"You hear this noise just before the car comes to a complete stop."
You also stated this only happens when you;ve been in stop-and-go traffic, which tells me it happens when the brakes are warmed up.
I think what you describe is annoying but perfectly harmless. When your brakes are heated up from use, at low rotor speeds and only light to moderate brake pedal pressure, the friction linings are doing a "stick/slip" action on the rotors. The pads, which are not a tight fit on their locating guides, move back and forth in their clearances (not left to right, but relative to the direction of rotor rotation). This results in vibration which you perceive as the noise you describe.
I had the exact same problem on my 850 - I'd get a "graunch" just before the car came to a complete stop. I tore into the brakes to find the problem but found nothing. Careful experimentation showed I could make the noise appear pretty much on demand except when the brakes were cold (first or second stop of the day) or hot from some hard use.
Absent any pulsation or vibration from rotor runout or deposits ("warping" may be a myth, according to some brake experts), the noise is *just* annoying and is not indicative of problems with the brakes.

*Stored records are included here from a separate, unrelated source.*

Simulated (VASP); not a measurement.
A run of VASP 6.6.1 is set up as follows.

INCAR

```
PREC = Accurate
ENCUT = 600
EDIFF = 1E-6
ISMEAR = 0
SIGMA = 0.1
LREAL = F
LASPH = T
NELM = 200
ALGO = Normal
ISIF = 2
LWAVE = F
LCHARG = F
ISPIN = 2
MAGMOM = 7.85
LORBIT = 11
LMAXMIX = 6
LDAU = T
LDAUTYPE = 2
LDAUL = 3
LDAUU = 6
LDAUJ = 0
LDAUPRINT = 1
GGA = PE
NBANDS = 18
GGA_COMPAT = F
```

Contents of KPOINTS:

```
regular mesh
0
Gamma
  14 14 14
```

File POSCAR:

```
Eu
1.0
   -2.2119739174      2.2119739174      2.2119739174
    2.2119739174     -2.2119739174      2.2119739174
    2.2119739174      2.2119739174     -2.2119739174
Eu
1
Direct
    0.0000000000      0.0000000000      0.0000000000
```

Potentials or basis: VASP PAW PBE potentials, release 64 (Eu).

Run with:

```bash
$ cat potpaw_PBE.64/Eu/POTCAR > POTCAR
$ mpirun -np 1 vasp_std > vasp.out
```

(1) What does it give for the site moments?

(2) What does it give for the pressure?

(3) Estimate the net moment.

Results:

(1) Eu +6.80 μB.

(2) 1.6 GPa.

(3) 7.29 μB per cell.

If your rotors are fairly new (like under a couple thousand miles), you might try a set of premium/heavy duty pads up front. I think I used Axxis Metal Masters which minimized the problem, but more reliable was to do about 3 or 4 hard stops a week from 60 or 70 mph, to get the brakes hot. You may not want to put up with that kind of regimen. Basically, the source of the problem comes down to the coefficient of friction between the pads and the rotors. This will vary with the type of pad used, and of course with the temperature at the friction interface.